Let $F:D\subseteq\mathbb{R}^2\to\mathbb{R}$, $D$ open and connected set, be a $C^1 (D)$ application.
What are the minimum requirements for $F$ such that the solutions of the equation $F(x,y)=0$ are given by $\gamma:I\subseteq\mathbb{R}\to\mathbb{R}^2$, $I$ open interval, $\gamma \in C^{1}(I),\ \gamma'(t)\neq 0,\ \forall t\in I$?
More precise, we want $F(x,y)=0\ \Leftrightarrow\ \exists t\in I, \gamma(t)=(x,y)$.
It suffices that $\nabla F\neq0$ on the set $N=F^{-1}(0)$ and that $N$ is connected. In this case you can use the implicit function theorem to describe $N$ as a graph of a $C^1$ function $\mathbb R\to\mathbb R$ in suitable rotated coordinates locally near every point. This implies that near every point you can write $N$ as an image of a curve $\gamma$ that has $\gamma'\neq0$, and all that remains is to glue these pieces together. You get a countable collection of curve segments and you can assume that at most two overlap at any point of $N$, so you should be able to build a $C^1$ curve $\gamma:\mathbb R\to D$ so that $\gamma(\mathbb R)=N$ and $\gamma'\neq0$ everywhere.

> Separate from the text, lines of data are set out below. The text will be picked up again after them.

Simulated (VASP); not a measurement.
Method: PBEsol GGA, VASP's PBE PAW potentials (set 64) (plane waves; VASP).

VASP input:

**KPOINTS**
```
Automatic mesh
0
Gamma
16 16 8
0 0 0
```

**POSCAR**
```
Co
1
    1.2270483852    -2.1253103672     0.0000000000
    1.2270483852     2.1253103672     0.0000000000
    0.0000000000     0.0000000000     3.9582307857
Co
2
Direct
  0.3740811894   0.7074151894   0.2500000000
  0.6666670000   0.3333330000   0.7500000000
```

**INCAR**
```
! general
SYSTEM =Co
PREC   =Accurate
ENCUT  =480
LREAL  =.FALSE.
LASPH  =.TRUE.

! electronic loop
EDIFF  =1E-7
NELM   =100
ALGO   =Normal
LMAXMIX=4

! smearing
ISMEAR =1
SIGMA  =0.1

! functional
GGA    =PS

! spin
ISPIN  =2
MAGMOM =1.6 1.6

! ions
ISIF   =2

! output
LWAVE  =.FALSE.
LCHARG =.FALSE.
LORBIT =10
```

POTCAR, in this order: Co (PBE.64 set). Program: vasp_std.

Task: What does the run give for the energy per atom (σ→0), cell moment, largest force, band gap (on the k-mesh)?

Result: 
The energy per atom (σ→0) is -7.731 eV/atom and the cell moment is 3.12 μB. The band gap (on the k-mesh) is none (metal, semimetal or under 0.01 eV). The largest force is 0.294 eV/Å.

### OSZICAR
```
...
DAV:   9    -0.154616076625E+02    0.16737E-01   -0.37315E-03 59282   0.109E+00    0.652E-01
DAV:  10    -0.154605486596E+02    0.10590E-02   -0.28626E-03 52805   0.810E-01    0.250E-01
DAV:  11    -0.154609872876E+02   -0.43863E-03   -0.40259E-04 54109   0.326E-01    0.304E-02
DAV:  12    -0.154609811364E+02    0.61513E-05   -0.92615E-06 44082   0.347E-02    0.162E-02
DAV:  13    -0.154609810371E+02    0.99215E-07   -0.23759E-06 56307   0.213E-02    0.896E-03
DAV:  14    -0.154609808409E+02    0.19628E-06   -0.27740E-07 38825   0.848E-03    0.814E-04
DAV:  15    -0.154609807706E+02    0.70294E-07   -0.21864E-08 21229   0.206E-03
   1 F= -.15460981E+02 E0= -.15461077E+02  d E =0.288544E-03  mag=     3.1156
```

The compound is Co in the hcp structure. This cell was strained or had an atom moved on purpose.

This assumption is not optimal, but I don't think there is an easy way to relax it. If you allow $\nabla F$ to vanish on $x\in N$, the resulting curve $\gamma$ may need to branch or have a corner at $x$. Consider, for example, $F(x)=x_1x_2$. You can remove the connectedness assumption by considering several curves instead of one. However, the condition $\nabla F|_N\neq0$ is not necessary; see what happens when replacing $F$ with $F^2$.